Is there anything I should now be doing to the SSD in terms of running a script on it, or stress testing it, or replacing it (whilst remembering that it is not a critical part of my system and it exists merely for experimental/hobby reasons and with the full knowledge that singe drives, USB connected, are a bad idea) ?
(My main backing store for my actual “valuable” data is in a 4 drive RAIDZ2 configuration with a 3-2-1 backup protocol in place).
@E_B The drive appears to be fine. 94% life remaining.
I am sending you a seperate message to collect a little data to find out what the script hit on to make it think you only have 6% left. I have an idea but I need to prove it and then provide a possible solution.
Great! I will try do anything I can - just ask.
Are you sure?
In the second SMART report, the one from a week earlier, the raw value was 84. If this number is meant to be the % remaining, why is it going up and not down over time?
Got the data and just now had time to look at it.
Here is what is happening:
Examine ID 202 “Percent_Lifetime_Remain”
202 Percent_Lifetime_Remain 0x0030 006 006 001 Old_age Offline - 94
Raw value is 94 and with a title of “Percent Lifetime Remaining” we believe it is how much life remains. Sounds good, right? Based on this and the other values (lack of errors) I have to make the judgement call that the drive is actually 94% good and 6% used.
But then you look at the VALUE=006, WORST=006, and THRESH=1 (what the script looks at and has been fairly reliable over the years).
THRESH is the point at which a failure is expected. the closer we get to 1, the worse we are.
WORST is the worst value recorded.
VALUE is the current value.
If Thresh
is a low number then Value
being a low number means we are on the wrong side of good. Typically I see Thresh for Wear Level set at 25 or 75, never 100 or 1 for this value so it is a bit surprising to think this is a valid piece of data for this drive.
The end result is the data contradicts itself.
As for the script, there are many different ways a SSD reports wear level, too many, and I had to choose an order on which ones to look for first. If one works, that is the value we use. Sometimes it is wrong, but that is why I have the Custom Drive Configuration in the script. The end user can make an adjustment for an individual drive.

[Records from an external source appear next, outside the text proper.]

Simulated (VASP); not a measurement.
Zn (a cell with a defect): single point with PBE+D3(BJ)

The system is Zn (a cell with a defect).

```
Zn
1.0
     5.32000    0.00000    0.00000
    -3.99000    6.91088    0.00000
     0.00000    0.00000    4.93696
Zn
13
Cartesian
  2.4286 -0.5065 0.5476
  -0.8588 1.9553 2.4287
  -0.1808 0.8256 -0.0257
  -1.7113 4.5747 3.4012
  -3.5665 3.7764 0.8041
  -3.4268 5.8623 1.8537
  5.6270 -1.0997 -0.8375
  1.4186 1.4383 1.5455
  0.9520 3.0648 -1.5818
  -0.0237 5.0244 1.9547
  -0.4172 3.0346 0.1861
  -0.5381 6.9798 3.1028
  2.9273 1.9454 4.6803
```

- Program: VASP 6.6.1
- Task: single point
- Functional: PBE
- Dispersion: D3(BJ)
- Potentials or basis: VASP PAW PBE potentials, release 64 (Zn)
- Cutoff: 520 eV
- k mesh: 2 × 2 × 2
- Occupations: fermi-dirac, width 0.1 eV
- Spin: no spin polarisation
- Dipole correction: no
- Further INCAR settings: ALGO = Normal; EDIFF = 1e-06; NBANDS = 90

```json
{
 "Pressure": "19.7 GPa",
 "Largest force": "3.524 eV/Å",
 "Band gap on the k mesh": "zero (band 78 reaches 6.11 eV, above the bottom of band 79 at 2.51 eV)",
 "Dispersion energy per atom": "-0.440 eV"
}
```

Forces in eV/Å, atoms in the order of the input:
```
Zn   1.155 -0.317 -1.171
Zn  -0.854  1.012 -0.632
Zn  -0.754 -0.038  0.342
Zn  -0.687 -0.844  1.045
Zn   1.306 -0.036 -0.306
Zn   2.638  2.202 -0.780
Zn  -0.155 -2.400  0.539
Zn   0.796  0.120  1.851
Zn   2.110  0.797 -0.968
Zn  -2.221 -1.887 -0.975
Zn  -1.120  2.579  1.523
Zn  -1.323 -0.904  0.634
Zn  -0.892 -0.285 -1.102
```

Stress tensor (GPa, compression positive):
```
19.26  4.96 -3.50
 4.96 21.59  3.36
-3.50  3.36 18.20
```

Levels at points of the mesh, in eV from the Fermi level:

In this situation, you have one option which would work to fix this, use reversing the VALUE (100-VALUE=result)
This is actually very easy to do using the advanced configuration page, but to offer a very fast way I will just provide the part needed to be inserted into the multi_report_config.txt file:
Custom_Drives_List="2402E88E5F48:55:65:0:9:0:0:5:5:100:5:100:2:0:100:r:d"
My advice, use the above value and watch the wear level. If it moves oddly, let me know. I cannot account for every odd decision a manufacturer makes but I try to provide a work around.
Great work - thanks! I have implemented it and I’ll watch to see what happens over the next few weeks.
It’s puzzle to know why the value seems to have changed rapidly during this last week (and I note what you said about the power cut being an unlikely culprit). I have a couple of other Crucial SSDs in a different machine and I can run smartctl
on them to see what they say, if that would help in any way. Crucial is made by Micron which is a well known make so I would presume commonality between my various SSDs.
Thanks for this help and, again, let me know if I can do anything to help you.